Q2.4 - Quantitative comparisons

Quantitatively: The f-1 score is highest for voxel grid, achieving the highest f1 score of 73 at threshold = 0.05, while the point cloud model scores 71 and the mesh model scores 69 at the same threshold. We observe the same trend across all 3 graphs: as the threshold increases, the f-1 score steadily increases. Visually, the increase in f-1 score is linearly increasing for the point cloud and mesh models, while we notice a dip in the curve for voxel grids at a threshold of 0.3.

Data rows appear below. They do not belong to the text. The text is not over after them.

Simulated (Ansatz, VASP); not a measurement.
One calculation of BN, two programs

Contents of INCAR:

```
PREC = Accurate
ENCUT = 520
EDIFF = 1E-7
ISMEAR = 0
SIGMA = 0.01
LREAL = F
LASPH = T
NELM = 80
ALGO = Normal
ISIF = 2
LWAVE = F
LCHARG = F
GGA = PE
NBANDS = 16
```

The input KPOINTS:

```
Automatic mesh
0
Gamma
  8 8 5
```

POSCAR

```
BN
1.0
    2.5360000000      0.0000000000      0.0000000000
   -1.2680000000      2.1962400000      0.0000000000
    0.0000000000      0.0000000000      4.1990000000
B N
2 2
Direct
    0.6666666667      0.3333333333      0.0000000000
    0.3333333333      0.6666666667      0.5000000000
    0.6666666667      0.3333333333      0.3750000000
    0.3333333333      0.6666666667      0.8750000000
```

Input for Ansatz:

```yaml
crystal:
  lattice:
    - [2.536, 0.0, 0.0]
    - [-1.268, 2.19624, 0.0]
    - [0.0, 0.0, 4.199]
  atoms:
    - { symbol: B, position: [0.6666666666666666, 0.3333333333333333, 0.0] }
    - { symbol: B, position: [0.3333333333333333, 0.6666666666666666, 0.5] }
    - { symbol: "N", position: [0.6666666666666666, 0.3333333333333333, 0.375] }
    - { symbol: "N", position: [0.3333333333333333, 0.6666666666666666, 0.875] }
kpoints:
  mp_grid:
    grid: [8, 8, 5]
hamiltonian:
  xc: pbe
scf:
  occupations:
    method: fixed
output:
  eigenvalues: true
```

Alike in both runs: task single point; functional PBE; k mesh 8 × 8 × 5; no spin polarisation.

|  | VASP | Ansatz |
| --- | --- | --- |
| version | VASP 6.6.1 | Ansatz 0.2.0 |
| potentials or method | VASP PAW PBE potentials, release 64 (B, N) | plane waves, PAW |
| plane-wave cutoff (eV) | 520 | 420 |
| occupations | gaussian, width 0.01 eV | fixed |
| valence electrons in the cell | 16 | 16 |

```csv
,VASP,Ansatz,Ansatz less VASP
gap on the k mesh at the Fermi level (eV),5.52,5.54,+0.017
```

Conclusions: Since the voxel based model performs the best, we can see depsite being a relatively coarse structure, voxel grids are able to capture occupancy in a 3D grid structure decently well. The point cloud model also achieves a similar level of accuracy, suggesting that such models can recreate surface level geometry relatively well, but lose a degree of more fine-grained structure and detail as the threshold gets tighter. Mesh models, which learn to deform a template mesh by predicting the vertex points, perform the worst out of the 3. This indicates that minor geometric errors in the prediction of the vertex greatly impacts the surface topology that is visualized, and impacts the f1-score or structure of the predicted mesh the most.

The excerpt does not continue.